Scoring at a World Cup deserves a celebration and we have been entertained by a range of them throughout the tournament. From Fortnite inspired dances by Lingard and Griezmann to Colombia’s choreographed routine and Batshuayi’s self-inflicting kick in the face.
Yet none of these resulted in the same reaction from FIFA as Xhaka and Shaqiri’s celebrations during Switzerland’s victory against Serbia. After each player scored, they made a gesture known as the ‘double eagle,’ which is a nationalist symbol that represents the eagle on the Albanian flag.
Both players have Albanian heritage. Shaqiri was born in Kosovo, which declared independence from Serbia in 2008. However, Serbia does not recognise Kosovo as an independent state. Xhaka’s father was imprisoned for demonstrating against Serbia’s government in the 1980s and so both had their reasons to celebrate in such a way when scoring against Serbia.
Under Article 54 of FIFA’s Disciplinary Code:
Anyone who provokes the general public during a match will be suspended for two matches and sanctioned with a minimum fine of CHF 5,000.

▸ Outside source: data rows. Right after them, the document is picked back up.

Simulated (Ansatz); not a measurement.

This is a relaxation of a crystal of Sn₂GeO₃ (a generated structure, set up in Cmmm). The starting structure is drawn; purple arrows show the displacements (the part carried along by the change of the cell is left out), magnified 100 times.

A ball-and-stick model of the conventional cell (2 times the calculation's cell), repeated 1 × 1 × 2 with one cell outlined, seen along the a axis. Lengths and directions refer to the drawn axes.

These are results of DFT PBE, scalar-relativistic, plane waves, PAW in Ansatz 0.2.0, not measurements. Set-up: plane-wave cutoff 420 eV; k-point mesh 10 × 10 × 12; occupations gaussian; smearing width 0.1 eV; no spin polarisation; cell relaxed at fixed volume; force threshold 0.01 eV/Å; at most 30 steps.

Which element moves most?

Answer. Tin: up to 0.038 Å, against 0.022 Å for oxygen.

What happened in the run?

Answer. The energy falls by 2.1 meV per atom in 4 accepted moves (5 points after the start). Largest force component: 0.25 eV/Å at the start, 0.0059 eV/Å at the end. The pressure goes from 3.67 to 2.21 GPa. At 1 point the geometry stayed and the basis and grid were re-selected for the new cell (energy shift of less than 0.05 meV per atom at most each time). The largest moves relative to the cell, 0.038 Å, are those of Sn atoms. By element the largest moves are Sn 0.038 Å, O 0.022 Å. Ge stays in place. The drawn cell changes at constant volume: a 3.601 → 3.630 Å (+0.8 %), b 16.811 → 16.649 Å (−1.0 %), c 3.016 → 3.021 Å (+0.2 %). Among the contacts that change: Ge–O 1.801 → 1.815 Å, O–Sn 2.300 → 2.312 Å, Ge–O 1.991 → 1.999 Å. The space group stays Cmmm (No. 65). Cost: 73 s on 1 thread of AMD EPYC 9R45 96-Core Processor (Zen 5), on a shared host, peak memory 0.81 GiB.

The FIFA Disciplinary Committee opened proceedings against the duo but soon concluded they had not breached Article 54. Instead, they had infringed the FIFA disciplinary code for unsporting behaviour.
Unsporting Behaviour is outlined in Law 12 of the International Football Association Board’s Laws of the Game. Xhaka and Shaqiri therefore avoided suspensions and instead received fines of 10,000 CHF each.
IFAB’s Laws of the Game provides further information about goal celebrations:
Players can celebrate when a goal is scored, but the celebration must not be excessive; choreographed celebrations are not encouraged and must not cause excessive time-wasting.
Leaving the field of play to celebrate a goal is not a cautionable offence but players should return as soon as possible.
A player must be cautioned for:
-climbing onto a perimeter fence and/or approaching the spectators in a manner which causes safety and/or security issues
-gesturing or acting in a provocative, derisory or inflammatory way
-covering the head or face with a mask or other similar item
-removing the shirt or covering the head with the shirt
Further under Law 4(5):
Players must not reveal undergarments that show political, religious, personal slogans, statements or images, or advertising other than the manufacturer’s logo. For any offence the player and/or the team will be sanctioned by the competition organiser, national football association or by FIFA.
The guidance accompanying Law 4(5) recognises that ‘political’ is difficult to define but goes on to detail the certain circumstances that are not permitted. Examples include slogans, statements or images of any person living or dead and any specific political act event. (See also out series of blogs on England and Scotland wearing poppies on their shirts during a match in 2016).
Some footballers may use this opportunity to make a political statement. Others seem to just get caught up in the moment (as Robbie Fowler did in his celebration imitating sniffing cocaine along the goal line). Yet perhaps players should start being business minded during such celebrations.
Previously we have seen athletes turn their celebrations into personal brands from Mo Farah’s Mobot to Usain Bolt’s lightning bolt. Footballers have legally protected logos stemming from such celebrations. For example when at Tottenham, Gareth Bale trademarked his Eleven of Hearts celebration as a logo to be used on clothing, footwear and headgear.
England’s Jesse Lingard has recently applied to trademark his JLingz celebration as a logo used on clothing, footwear and headgear, where he shapes his hands into his initials JL. Let‘s hope we see this particular celebration in action tomorrow night.